Claiming income tax account and pay as you go instalment credits
To avoid delayed refunds it is important to understand if and where you should claim income tax account (ITA) credits and pay as you go (PAYG) instalment credits on your client's tax return.
The following information will help you determine what credit you can claim on a tax return and at which label.
Income tax account (ITA) credits
ITA credits can appear on your client's account at any time and arise from events such as:
general interest charge (GIC) remissions
overpayments
early payments of tax liabilities.
ITA credits must not be claimed on a tax return, as they are automatically added back when a return is processed. This applies to all types of tax returns.
An ITA credit on a tax return will cause the return to stop processing and require manual correction.
Pay as you go (PAYG) instalment credits
PAYG instalment amounts must only be recorded on the calculation statement at:
Label T in company returns
Label G in super fund returns.
They must not be included on individual, trust or partnership tax returns.

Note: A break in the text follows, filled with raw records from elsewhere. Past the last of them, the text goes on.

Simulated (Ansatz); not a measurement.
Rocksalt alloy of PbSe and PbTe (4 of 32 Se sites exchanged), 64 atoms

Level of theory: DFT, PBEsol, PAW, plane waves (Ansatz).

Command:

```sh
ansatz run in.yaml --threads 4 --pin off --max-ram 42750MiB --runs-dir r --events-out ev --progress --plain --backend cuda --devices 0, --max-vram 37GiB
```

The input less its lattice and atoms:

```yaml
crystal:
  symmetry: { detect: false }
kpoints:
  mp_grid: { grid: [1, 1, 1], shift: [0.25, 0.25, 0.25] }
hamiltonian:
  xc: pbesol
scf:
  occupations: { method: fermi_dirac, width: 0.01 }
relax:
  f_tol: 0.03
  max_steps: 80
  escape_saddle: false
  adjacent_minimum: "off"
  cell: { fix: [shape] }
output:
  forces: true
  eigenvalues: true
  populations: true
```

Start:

PAYG instalment amounts are automatically refunded. For company and super fund returns, this occurs irrespective of the amount included at Label T or G (with the exception of certain consolidated company tax returns).
PAYG instalment credit calculation
PAYG instalment credit calculation amounts for the year can cause confusion.
We use the amount declared on an activity statement as the basis for the PAYG instalment credit, not the corresponding payment amount.
You should use the amounts declared at labels 5A less 5B on the activity statement for your client's tax return Label T or G claim.